Later it’s the turn of becardiganed Arabella, Jean’s eventual one-sided pen pal. Living in the big white house looking down on the beach, Lucia McAnespie has been given a pronounced English accept that jars with the fact this is her family home and she never left this island’s shores. Her mimicking of Dorcas the cleaner’s accent is done to perfection. And though they’ve never met, the danger of the sea provides a loose but sufficient link between widowed Arabella and Elsie, completing the circle.
Peter McKintosh’s set with its tiled wooden circle hovering above an azure floor – like an island floating in the sea – is as elegant as the structure of the play. The wide seascape stretched across the full width of the stage provides a canvass onto which lighting designer Tim Mitchell can project a mesmerising, ever-changing array of clouds and sunsets.
Jones’ pen writes turns of phrase that reek of Belfast: “playing the piano like she was beating the dust out of her carpet”. However, it’ll be empathy rather than laughter that will cause you to shed a tear during the 95 minute performance.
Unless you need a kick up the backside to stop burdening other people with your own choices, this probably isn’t a life-changing piece of theatre for the audience. Though I could be wrong.
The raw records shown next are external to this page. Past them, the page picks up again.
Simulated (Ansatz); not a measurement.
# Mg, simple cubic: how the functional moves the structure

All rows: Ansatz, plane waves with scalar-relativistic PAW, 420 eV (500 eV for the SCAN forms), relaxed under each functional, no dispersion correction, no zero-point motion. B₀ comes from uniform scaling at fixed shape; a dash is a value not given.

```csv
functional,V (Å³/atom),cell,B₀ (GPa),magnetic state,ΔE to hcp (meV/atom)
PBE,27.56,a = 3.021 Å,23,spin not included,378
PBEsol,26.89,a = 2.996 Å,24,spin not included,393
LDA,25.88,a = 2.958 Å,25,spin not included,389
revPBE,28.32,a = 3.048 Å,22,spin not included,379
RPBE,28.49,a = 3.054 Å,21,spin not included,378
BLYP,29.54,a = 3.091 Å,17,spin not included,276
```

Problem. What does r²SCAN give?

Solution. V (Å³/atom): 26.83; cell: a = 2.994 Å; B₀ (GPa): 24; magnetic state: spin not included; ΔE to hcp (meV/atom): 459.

As a piece of art, Dear Arabella is a beautiful thing. Though that means it risks being an ornament left to sit on a shelf.
Dear Arabella is the type of well-crafted play that English Literature classes will dissect in years to come. It’s like a satisfying short story or novella, and director Lindsay Posner delicately tip toes through the production avoiding unnecessary performance embellishments that would distract from the script that has been pared back to remove complexity and leave its central theme exposed: we have such little insight into how important our day-to-day interactions with other people can turn out to be.
One afternoon, three women, barriers broken as water provides rebirth and new life.
Dear Arabella plays as part of Belfast International Arts Festival in the Lyric Theatre until 10 November.